Secession

Fiona Rukschcio

07 Dec 2012 - 10 Feb 2013

Fiona Rukschcio, retaped Rape, Secession 2012, Credit: Fiona Rukschcio
FIONA RUKSCHCIO
retaped Rape.
7 December 2012 – 10 February 2013

"retaped Rape is at the same time a homage to and questioning of the original film."
(Fiona Rukschcio)

In her films, collages and projects, Fiona Rukschcio deals with the roles assigned to women, with identity construction, and with extreme emotional experiences. At the Secession, she is showing her film retaped Rape (2012) and a series of photographs documenting the making of the film, as well as photo-collages and furniture. These new works take their cue and their structure from the film Rape made by Yoko Ono and John Lennon in 1969. Rukschcio re-filmed the work, in which the cameraman pursues a young woman through London back to her apartment, recreating the same shots at the original locations, but without the woman.

Rape (1969, 75 min.) is a conceptual film based on a script published by Yoko Ono in 1968: "The cameraman will chase a girl on a street with a camera persistently until he corners her in an alley, and, if possible, until she is in a falling position." Shot in late November 1968 by Nic Knowland, Rape premiered on 31 March 1969 on Austria's public service broadcaster ORF, which had co-funded the project. The film is characterized by a violent, sexually charged atmosphere. Although the woman pursued by the camera appears flattered at first, she becomes increasingly anxious and deeply disturbed.

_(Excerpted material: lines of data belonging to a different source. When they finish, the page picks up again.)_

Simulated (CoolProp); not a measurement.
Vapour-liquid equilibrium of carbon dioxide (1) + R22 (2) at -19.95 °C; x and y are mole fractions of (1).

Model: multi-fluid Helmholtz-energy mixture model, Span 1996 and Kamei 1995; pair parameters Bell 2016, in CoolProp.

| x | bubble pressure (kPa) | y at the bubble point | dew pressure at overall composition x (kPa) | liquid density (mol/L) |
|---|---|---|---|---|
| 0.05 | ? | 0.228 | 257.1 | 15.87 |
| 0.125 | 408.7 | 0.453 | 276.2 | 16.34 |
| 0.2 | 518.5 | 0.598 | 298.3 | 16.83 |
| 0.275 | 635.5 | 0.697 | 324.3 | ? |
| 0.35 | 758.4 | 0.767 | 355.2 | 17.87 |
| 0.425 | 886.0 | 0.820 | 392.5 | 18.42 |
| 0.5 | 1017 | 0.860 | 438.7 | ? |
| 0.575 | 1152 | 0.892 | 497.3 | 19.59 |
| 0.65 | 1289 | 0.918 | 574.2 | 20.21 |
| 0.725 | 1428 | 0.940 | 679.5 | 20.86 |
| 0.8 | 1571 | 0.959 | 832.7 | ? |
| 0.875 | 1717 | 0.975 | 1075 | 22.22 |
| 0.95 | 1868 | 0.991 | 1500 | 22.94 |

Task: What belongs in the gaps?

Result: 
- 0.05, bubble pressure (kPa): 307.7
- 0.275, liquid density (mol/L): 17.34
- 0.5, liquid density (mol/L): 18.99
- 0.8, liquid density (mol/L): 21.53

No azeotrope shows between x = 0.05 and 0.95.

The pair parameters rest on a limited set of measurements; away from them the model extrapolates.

Rape is known as one of the works that brutally reveal the way the camera establishes its own powerful gaze, to which it subjects those filmed. This voyeuristic and exploitative (male) gaze, as described by Laura Mulvey in her essay "Visual Pleasure and Narrative Cinema" (1973), is exemplified by the film's experimental structure. The camera focuses in on, pursues, and encircles the woman, communicating with her in various ways.

By re-filming the original scene for scene, but without the original object of technical observation, Rukschcio focuses attention directly on the camera's functioning and means of representation, especially its (then dominant) position of authority. In retaped Rape, the camera is thrown back on its own resources, following an invisible trace. This frees the viewer from the original perpetrator perspective, thus highlighting both the viewpoint of the victim and the duration of the aggression.

In her catalogue essay, Elisabeth Büttner writes: "The event has shifted; no longer visible, it first has to be created. [...] The ideology of 1969 is being decomposed. Neither a visible object nor a concrete occasion are required in order to reveal the work of the camera as powerful, intrusive, ceaselessly forming and transforming reality. [...] The primary transactional relation is no longer between the camera and the desired, hunted object but between camera and camerawoman, camera and audience."

"Fiona Rukschcio's camera proceeds ruthlessly," writes Doris Krumpl in her catalogue essay: "In many ways, her film retaped Rape resembles the original images by Yoko Ono and John Lennon, but it is anything but a rip-off, and the ugly face it reveals is far more cryptic than in 1969. Many things have now become totally normal, many others have retained their power to disturb. But the way people deal with these things has definitely changed, as retaped Rape shows." With this shift, Rukschcio opens up a series of questions concerning the connection between camera language, the gaze and, not least, violence. What changes, for example, when the person behind the camera is a woman, while the woman in front of the camera is missing?

In her works, the artist has often dealt with violence against women, developing strategies of empowerment such as showing alternative images beyond the rhetoric of the victim. Her film common.places (1999), for example, that won the "Innovative Cinema Award" at the Diagonale film festival in 2000, puts together 27 accounts by women about the "perfectly normal" everyday harassment that can be experienced by any woman in any situation. The utopian film Bill Posters will be prosecuted, also shot in London, is about an anonymous group of women (The Group) who are contracted to observe a rapist acquitted by the courts (Bill Posters) and if necessary to take revenge. Specific places and ways of dealing with memories of marginalized history are also the subjects of her video I would be delighted to talk suffrage (GB 2005/03), which functions as a city guide, oral history document and collaged costume film all at the same time.

In retaped Rape, too, Rukschcio engages deeply with where things take place. She painstakingly researched the original locations, allowing her to film along the same route as the three-day shoot of the original chase: from Highgate Cemetery to various places in Chelsea, including the interior of the woman's apartment (which now has a different layout). Speaking about the shoot in London, the artist says: "The streets are busier today. But a camera is no longer viewed as an authority that must be accepted. People tried to make contact with me and with the camera."

With this difference between then and now that runs through the film, retaped Rape also raises questions of how the memory of contemporary history is recorded. As Rukschcio says, "I often ask myself: How much history is inscribed in places? Firstly: which events and whose history? But also: what might an adequate alternative form of memory culture look like?"

Fiona Rukschcio (born 1972 in Vienna) lives and works in Vienna.